You want pressure? For Canada, it's hockey gold -- or else
From the Atlantic Provinces to the Pacific coastline, Canadians will spend two weeks gleefully rooting for their country's stars in skiing, skating and snowboarding. Winter sports are a passion in the Great White North, but only one Olympic sport creates as much inner fear as it does cheers.
Hockey.
For many of Canada's 33 million residents, it's the only game that matters, the only sport in which a gold medal absolutely, positively must be won for the Vancouver games to be considered a success in the country that invented the game.

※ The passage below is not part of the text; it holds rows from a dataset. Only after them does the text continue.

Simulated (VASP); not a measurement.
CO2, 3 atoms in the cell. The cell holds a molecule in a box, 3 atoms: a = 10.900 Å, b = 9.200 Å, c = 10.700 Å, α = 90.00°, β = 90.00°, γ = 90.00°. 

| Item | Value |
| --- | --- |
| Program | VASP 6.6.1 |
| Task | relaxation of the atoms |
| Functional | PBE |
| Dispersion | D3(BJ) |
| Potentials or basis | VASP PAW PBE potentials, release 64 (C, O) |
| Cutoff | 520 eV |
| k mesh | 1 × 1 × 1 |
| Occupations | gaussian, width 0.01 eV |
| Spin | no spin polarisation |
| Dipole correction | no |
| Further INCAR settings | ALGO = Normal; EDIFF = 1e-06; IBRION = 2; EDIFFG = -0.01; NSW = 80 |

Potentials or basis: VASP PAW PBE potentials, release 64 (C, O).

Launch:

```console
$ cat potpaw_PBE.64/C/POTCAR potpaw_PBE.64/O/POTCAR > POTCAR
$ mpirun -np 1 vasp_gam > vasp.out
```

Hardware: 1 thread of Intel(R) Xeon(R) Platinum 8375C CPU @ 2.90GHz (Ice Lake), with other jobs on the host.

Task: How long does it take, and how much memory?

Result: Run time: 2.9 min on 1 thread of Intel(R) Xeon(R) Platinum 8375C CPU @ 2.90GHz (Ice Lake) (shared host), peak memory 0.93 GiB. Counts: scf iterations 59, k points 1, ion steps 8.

In Canada, the players grip hockey sticks, but the sport itself grips the nation, with an estimated one-fifth of the country actively involved in some way. Americans vividly recall where they were when Neil Armstrong walked on the moon in 1969, but the touchstone of cultural significance for Canadians is Paul Henderson scoring in the final minute to beat the U.S.S.R. during the famous 1972 Summit Series.
Referring to hockey as a mere sport almost demeans its societal importance in a country where a pond hockey game is pictured on the $5 bill. More Canadians, it is reputed, know the words to the timeworn arena anthem "The Hockey Song" by Stompin' Tom Connors (A sample: "Oh the good ole hockey game is the best game you can name") than do the lyrics to the national anthem.
Because of this national fixation with hockey, every Olympic shift by Sidney Crosby, every save attempt by Martin Brodeur, every shift change by coach Mike Babcock will be analyzed and agonized over in a land that has literally waited years for this moment but, now that's almost here, almost can't bear to watch.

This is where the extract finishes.